Alisa Flatow of West Orange, NJ, took her third trip to Israel as a senior in high school. She went on the March of the Living, where they visited the concentration camps in Europe and then on to Israel. It made her decide who she was and what she was going to be. She was going to be an activist, working on behalf of Israel and the Jewish people.
Alisa went to Brandeis University, working very hard, taking extra courses plus summer school. But she loved Israel so much that she still found time to travel those summers to Israel. In the summer of 1994, she went with Aish as an outreach activist and then became a campus representative.

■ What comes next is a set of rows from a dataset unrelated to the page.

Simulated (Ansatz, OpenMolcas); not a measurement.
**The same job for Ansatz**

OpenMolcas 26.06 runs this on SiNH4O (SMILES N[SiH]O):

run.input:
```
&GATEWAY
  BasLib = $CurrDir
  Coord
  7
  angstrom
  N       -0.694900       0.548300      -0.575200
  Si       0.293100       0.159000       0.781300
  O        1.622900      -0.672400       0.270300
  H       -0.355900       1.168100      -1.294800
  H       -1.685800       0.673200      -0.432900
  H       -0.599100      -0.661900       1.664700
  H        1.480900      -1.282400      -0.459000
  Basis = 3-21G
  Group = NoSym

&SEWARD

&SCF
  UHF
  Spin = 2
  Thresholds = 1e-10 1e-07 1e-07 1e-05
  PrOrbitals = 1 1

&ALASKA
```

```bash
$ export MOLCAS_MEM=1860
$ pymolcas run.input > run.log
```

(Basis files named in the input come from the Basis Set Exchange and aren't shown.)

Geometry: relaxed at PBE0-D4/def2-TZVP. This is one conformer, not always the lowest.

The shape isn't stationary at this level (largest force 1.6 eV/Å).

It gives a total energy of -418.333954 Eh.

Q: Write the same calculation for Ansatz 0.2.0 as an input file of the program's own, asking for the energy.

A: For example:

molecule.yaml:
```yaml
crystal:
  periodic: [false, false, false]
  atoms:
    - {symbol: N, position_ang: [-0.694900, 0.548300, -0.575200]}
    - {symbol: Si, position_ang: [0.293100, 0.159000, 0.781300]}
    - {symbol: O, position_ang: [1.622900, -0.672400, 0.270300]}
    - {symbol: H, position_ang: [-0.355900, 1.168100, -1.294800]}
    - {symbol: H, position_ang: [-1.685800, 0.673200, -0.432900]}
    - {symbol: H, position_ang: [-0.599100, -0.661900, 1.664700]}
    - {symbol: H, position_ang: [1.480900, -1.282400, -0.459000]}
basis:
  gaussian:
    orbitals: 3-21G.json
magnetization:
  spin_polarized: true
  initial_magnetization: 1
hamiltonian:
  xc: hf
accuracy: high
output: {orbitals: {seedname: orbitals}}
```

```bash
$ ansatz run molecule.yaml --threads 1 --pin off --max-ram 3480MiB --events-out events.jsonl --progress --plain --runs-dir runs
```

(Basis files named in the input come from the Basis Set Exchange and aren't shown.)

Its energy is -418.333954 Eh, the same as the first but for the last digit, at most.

In 1995, as a junior, she was granted a leave of absence by Brandeis and she went to study for six months at Nishmat, a women's seminary in Jerusalem. She found an apartment in Jerusalem and pursued an "education in life." Alisa was thrilled that after two years of sociology at Brandeis, she was now studying Judaism all day long. She wrote of being inspired by the initiation of the paratroopers at the Wall, seeing them presented with the two Jewish weapons -- a rifle and a Bible.
That spring, Alisa was to stay in Israel a few weeks after Passover to finish the semester, and decided on a pre-Passover trip with friends to Gush Katif on the Mediterranean, to get some sun. Alisa was killed in a suicide bombing of the bus near Kfar HaDarom in the Gaza Strip, April 1995. Her parents donated her organs so that others might have the chance to live.